THE RUSH, by Michelle Prak (Simon & Schuster, 37.99)
Thrillers aren’t often truly terrifying, but Michelle Prak’s The Rush is. Four young people go on a road trip through the Australian outback. Scott and Hayley are boyfriend and girlfriend. Scott is horrible. Hayley is annoyingly needy and relentlessly Miss Sunshiney. The other two are not a couple. Hayley hooked up with them through an online forum for backpackers. The mysterious Livia wears army-surplus pants and sturdy black boots and her hairdo is a buzzcut. Joost is from the Netherlands and is on his gap year. He looks like a spider, and he might turn out to be even more of a creep than Scott.

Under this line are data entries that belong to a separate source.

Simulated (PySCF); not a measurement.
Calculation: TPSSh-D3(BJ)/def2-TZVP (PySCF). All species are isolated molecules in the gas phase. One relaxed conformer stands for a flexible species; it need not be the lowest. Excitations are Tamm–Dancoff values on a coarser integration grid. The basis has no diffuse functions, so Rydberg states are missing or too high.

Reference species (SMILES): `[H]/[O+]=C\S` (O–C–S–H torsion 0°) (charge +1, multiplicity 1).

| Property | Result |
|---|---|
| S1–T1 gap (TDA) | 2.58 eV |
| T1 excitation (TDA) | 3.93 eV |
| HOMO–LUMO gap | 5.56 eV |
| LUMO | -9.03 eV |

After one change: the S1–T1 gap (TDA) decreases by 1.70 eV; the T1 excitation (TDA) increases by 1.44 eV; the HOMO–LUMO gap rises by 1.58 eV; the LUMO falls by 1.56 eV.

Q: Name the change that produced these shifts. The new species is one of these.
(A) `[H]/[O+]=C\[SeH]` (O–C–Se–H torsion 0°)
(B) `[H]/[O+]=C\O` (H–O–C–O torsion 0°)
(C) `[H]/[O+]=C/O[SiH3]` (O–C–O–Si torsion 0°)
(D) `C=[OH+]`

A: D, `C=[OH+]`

A storm is coming. The first proper rains for a decade are forecast, as are flash floods. It is not a good time to be in a car on those bare roads in the remote emptiness that is South Australia. Quin, who works and boards at the only pub for miles and dusty miles, is in her car. The kids are in their van. At the pub, Matt and Andrea are lugging sandbags. Matt has to leave the pub to help out a flooded neighbour. Andrea is left alone with the kids. The power goes out. The mobile phone dies. A sinister biker turns up. It’s nasty out there in the storm and it is about to get even nastier inside the pub.